Description: | Summary: Several vulnerabilities have been found in OpenSSL, the Secure Sockets Layer library and toolkit.
CVE-2014-3513 A memory leak flaw was found in the way OpenSSL parsed the DTLS Secure Real-time Transport Protocol (SRTP) extension data. A remote attacker could send multiple specially crafted handshake messages to exhaust all available memory of an SSL/TLS or DTLS server.
CVE-2014-3566 ('POODLE') A flaw was found in the way SSL 3.0 handled padding bytes when decrypting messages encrypted using block ciphers in cipher block chaining (CBC) mode. This flaw allows a man-in-the-middle (MITM) attacker to decrypt a selected byte of a cipher text in as few as 256 tries if they are able to force a victim application to repeatedly send the same data over newly created SSL 3.0 connections.
This update adds support for Fallback SCSV to mitigate this issue.
CVE-2014-3567 A memory leak flaw was found in the way an OpenSSL handled failed session ticket integrity checks. A remote attacker could exhaust all available memory of an SSL/TLS or DTLS server by sending a large number of invalid session tickets to that server.
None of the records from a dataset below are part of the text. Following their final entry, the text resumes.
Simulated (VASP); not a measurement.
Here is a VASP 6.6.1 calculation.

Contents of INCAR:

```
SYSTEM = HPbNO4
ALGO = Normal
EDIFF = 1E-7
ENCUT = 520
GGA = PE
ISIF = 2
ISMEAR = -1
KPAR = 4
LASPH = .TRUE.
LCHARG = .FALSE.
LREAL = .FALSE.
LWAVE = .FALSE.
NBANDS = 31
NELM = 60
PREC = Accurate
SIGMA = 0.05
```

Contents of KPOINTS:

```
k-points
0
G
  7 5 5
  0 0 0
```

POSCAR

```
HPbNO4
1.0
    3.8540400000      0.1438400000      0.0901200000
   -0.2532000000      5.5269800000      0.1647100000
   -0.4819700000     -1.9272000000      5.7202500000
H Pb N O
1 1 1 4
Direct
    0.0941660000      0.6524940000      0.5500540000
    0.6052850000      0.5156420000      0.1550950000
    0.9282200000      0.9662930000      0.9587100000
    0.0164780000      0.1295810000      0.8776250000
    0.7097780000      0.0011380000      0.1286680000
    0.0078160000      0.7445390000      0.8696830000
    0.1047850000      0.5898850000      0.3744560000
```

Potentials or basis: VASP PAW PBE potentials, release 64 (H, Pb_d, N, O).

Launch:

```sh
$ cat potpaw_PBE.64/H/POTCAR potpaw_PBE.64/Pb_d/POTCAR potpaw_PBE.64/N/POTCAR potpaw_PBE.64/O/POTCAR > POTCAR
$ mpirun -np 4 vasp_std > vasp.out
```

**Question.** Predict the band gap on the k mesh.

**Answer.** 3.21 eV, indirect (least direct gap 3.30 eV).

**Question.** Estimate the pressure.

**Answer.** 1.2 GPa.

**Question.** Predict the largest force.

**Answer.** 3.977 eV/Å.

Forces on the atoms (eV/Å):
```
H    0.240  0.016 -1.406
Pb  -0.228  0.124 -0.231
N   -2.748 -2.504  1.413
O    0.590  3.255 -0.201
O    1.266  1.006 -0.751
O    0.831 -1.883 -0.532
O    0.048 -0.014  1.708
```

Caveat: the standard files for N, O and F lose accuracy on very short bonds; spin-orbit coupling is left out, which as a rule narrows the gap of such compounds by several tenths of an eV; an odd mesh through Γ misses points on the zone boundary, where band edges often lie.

CVE-2014-3568 When OpenSSL is configured with 'no-ssl3' as a build option, servers could accept and complete a SSL 3.0 handshake, and clients could be configured to send them.
Affected Software/OS: openssl on Debian Linux
Solution: For the stable distribution (wheezy), these problems have been fixed in version 1.0.1e-2+deb7u13.
For the unstable distribution (sid), these problems have been fixed in version 1.0.1j-1.
We recommend that you upgrade your openssl packages.